United States District Court, D. Maryland

May 30, 2019

UNITED STATES OF AMERICA
v.
COLBERT JUAN JONES, JR.

          MEMORANDUM OPINION AND ORDER

          DEBORAH K. CHASANOW UNITED STATES DISTRICT JUDGE.

         By a judgment entered May 2, 2016, Petitioner Colbert Juan Jones, Jr. was convicted, upon his guilty plea, of conspiracy to distribute and possess with intent to distribute 500 grams or more of cocaine (count 1) and felon in possession of a firearm (count 2). Consistent with the terms of his Fed.R.Civ.P. 11(c)(1)(C) plea agreement, he was sentenced to concurrent terms of one hundred and twenty (120) months incarceration followed by four years of supervised release. (ECF No. 162). Mr. Jones noted an appeal on May 16, 2016. (ECF No. 127 at 5; ECF No. 164). The United States Court of Appeals for the Fourth Circuit affirmed this court's judgment on April 27, 2017 (ECF No. 212) and issued a mandate on May 19, 2017 (ECF No. 213).

         Mr. Jones filed the instant motion on May 20, 2019, pursuant to “Rule 3582(c)”[1] requesting a reduction of his sentence so that he realizes the sentence reduction benefit of the Residential Drug Abuse Program (“RDAP” or “the program”). (ECF No. 224). For qualifying participants who complete RDAP, their sentence “may be reduced by the Bureau of Prisons, but such reduction may not be more than one year from the term the prisoner must otherwise serve.” 18 U.S.C. § 3621(e)(2)(B). Although a prisoner may still participate in the program, he does not qualify for the sentencing benefit if, among other restrictions, his offense of conviction “involved the carrying, possession, or use of a firearm.” 28 C.F.R. § 550.55(b)(5)(ii). Mr. Jones, who may be in the process of completing RDAP (see ECF No. 224 at 5 (“. . . pending the Petitioner's graduation from the BOP's RDAP program.”), appears to recognize that he does not qualify for RDAP's sentencing benefit because of his firearm conviction, but nonetheless requests that the court grant him an equivalent reduction to his sentence based on reductions in his Sentencing Guidelines calculation to which he believes he is entitled.

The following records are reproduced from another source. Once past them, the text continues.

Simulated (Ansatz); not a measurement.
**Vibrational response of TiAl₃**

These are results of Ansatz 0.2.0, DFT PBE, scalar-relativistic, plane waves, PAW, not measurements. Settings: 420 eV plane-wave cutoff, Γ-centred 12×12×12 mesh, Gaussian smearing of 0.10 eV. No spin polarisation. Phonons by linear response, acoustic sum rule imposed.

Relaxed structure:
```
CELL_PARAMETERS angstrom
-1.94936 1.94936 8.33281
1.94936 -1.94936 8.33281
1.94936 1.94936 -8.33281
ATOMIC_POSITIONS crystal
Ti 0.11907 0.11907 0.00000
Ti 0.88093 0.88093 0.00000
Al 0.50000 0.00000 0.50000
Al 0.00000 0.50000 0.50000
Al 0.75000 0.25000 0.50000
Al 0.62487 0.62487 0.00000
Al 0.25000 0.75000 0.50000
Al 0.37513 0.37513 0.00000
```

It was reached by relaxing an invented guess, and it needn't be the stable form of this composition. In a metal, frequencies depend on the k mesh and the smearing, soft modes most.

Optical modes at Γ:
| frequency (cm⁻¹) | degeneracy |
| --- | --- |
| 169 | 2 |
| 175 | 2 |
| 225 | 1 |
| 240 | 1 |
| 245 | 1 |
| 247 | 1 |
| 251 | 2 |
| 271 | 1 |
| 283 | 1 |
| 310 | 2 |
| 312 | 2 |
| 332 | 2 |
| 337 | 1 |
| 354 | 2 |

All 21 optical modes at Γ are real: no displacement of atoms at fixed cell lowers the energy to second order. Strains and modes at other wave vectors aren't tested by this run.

         Pursuant to 18 U.S.C. § 3582(c), [2] a “court may not modify a term of imprisonment once it has been imposed” unless (1) a motion is filed by the Director of the Bureau of Prisons on certain grounds; (2) the “sentencing range” for the crime of conviction “has subsequently been lowered”; or (3) modification is permitted “by statute or by Rule 35 of the Federal Rules of Criminal Procedure[.]” As the Director of the Bureau of Prisons has not petitioned the court for modification and the sentencing range applicable to Defendant's crime of conviction has not been subsequently lowered, the only provision that could potentially apply is Rule 35. That rule permits a defendant to petition the court, within fourteen days after sentencing, to “correct a sentence that resulted from arithmetical, technical, or other clear error.” Fed.R.Crim.P. 35(a). Here, Petitioner does not allege any error in his sentence. The other grounds for relief under Rule 35 apply only where the government petitions the court for a sentence reduction, which has not occurred here. Thus, Petitioner is ineligible for relief under 18 U.S.C. §3582(c).[3]

         In sum, this court is without authority to grant the relief requested by Defendant.

         Accordingly, it is this 30th day of May, 2019, by the United States District Court for the District of Maryland, ORDERED that:

         1. Petitioner's motion for a reduction of sentence pursuant to Rule 3582(c) (ECF No. 224) BE, and the same hereby IS, DENIED; and

         2. The clerk is directed to transmit copies of this Memorandum Opinion and Order to Petitioner and counsel for the government.

---------

Notes:

[1] See 18 U.S.C. § 3582.

[2] Petitioner cites to United States v. Clay, 627 F.3d 959 (4th Cir. 2010) in support of his argument. However, Clay is inapplicable here, among other reasons, because it was a challenge on direct appeal rather brought pursuant to under the very limited circumstances permitted by § 3582.

[3] In any event, Mr. Jones' arguments are without merit. Under the terms of his Rule 11(c)(1)(C) agreement, he specifically agreed to a sentence of 120 months' imprisonment. (ECF No. 127 at 5). Moreover, even if Mr. Jones had not agreed to the specific term of imprisonment, he also agreed that his base offense level for the firearm offense was driven by Sentencing Guidelines § 2K2.1(a)(2); the reduction to offense level six that Mr. Jones seeks under § 2K2.1(b)(2) for possessing the firearm for sporting purposes is expressly inapplicable where the base offense level is determined under § 2K2.1(a)(2) See U.S.S.G. § 2K2.1(b)(2)(“If the defendant, other than a defendant subject to ...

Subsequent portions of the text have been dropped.